OSCPA prevails in latest municipal tax reform battle

Written on Apr 05, 2019

OSCPA staff report

Ohio’s 10th District Court of Appeals this week unanimously denied a motion for reconsideration collectively filed by over 160 cities seeking to overturn laws that enabled sweeping, pro-taxpayer municipal income tax changes. 

The four-page, 3-0 decision announced April 4 rejected point after point raised by the cities, which together were fighting uniformity provisions that OSCPA fought hard to enact into law in 2014 through HB 5, and 2017 law changes eliminating sales throwback and a centralized filing and payment option for the municipal net profits tax.

“OSCPA and our Municipal Tax Reform Coalition partners have won at every possible juncture of this case to date,” said OSCPA Tax Policy Director Greg Saul, Esq, CAE. “We are confident the Ohio Supreme Court, if the case is taken up, will ultimately agree with the lower court rulings about the constitutionality of these very important reforms for Ohio taxpayers.

“Challenges with municipal tax filings have long been one of the biggest complaints raised by our members and the business community,” Saul said. “For the past couple of decades, OSCPA invested significant resources to achieve the positive changes Ohio now has in place. We will continue to do so to protect the important reforms that were accomplished.”

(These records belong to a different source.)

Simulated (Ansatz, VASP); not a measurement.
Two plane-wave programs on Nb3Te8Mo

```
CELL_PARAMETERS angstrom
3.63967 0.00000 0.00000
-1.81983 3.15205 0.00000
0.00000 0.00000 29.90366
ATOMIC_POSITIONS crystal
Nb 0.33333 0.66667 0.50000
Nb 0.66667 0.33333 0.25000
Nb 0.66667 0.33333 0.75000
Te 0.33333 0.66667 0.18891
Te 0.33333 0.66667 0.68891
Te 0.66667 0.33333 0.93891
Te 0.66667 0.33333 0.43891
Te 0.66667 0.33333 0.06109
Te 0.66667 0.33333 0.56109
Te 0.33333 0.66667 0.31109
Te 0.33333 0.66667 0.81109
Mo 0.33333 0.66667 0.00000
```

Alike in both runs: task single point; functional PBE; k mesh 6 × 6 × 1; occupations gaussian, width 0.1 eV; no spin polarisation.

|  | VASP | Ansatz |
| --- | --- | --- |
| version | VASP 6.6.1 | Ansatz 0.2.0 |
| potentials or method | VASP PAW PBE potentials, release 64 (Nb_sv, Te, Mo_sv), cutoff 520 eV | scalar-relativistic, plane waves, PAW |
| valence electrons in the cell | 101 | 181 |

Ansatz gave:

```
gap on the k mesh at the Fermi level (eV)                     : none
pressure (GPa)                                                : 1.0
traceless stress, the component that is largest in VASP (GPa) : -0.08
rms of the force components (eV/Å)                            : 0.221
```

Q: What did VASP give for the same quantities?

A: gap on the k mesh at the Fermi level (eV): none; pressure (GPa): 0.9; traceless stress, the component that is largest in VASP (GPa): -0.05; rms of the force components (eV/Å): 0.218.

OSCPA previously filed an amicus brief in the case and has been an outspoken advocate for the State of Ohio’s efforts to defend the laws.  The plaintiffs are expected to appeal the decision to the Ohio Supreme Court; cities have 45 days from April 4 to do so. If and when they receive the appeal request, the Supreme Court will decide either to take up the case or to allow the lower court decisions to stand.